First I made my way across the Thames and went on the London Eye/Millennium Wheel. When I was heading to the line to buy the £11 ticket, two old ladies stopped me and asked if I wanted one ticket because they had a spare. “You can have this for half price… or free.” In retrospect, I should have given her £7.50, but it was so sudden and unexpected that I just said thanks and took the ticket.

As a karma payback of sorts, the Wheel was rather boring. It’s almost like when you’ve seen one large city from a height, you’ve seen them all. But this at least had the attraction of being in a giant Ferris wheel. Though I was stuck up there as the wheel made its 30 minute rotation which such people as the man who video taped his family queuing and the lady with the big arse who always seemed to stand right in front of me where I was sitting.

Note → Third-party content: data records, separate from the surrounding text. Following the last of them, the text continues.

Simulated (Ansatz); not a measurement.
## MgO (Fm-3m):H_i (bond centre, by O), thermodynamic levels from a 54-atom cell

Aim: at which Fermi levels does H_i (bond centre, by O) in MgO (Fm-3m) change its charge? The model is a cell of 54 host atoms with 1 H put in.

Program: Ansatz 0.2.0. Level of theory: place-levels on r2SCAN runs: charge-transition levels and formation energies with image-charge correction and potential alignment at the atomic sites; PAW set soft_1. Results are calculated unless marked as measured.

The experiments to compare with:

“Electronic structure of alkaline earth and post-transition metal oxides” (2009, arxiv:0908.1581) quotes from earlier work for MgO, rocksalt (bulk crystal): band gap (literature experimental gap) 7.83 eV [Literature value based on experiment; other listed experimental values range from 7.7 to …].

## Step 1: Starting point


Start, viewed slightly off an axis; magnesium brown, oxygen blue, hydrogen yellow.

Next I went to the Saatchi gallery. OMG HAWT. It was so excellent. I’m totally enamoured with the work of Damien Hirst. I used to think that the animal parts in formaldehyde were just silly “my five-year-old could do better” kind of pseudo art, but actually seeing it up close is bloody impressive. Seeing a cow sliced up and preserved in tanks of formaldehyde does made sense. The [thing] I liked the best was a room filled with used motor oil. There was a metal passage leading to the centre of the room. Walking in there meant being surrounded with a perfectly smooth, almost mirror-like reflection of the half of the room above the oil. It was beautiful.

Then I toodled along the Thames to the Tate Modern gallery. I made a £2 donation to make up for the Wheel freebie. The Tate’M was full of so much good art. I really liked one Jackson Pollack painting (“Summertime”, I think). There is a room dedicated to The Bricks, three groups of bricks by [an American artist] (They have a proper name, I just can’t remember it). When it was purchased for £6000 in 1976 it caused a furore because it’s just a pile of bricks. So along one wall was a selection of press clippings, a timeline, cartoons and other things relating to the public reaction to the bricks. I stood against a wall and while I was listening to the audio guide I watched people entering that room. Most people glanced at the bricks then spent a bit more time looking at the information display. Hardly anyone spent more than a few seconds looking at the bricks. After I looked at the bricks for a while they started to look like pebbles in a stream. Therefore, I am superior to the general public.

London still sucks, but I’m worming my way in.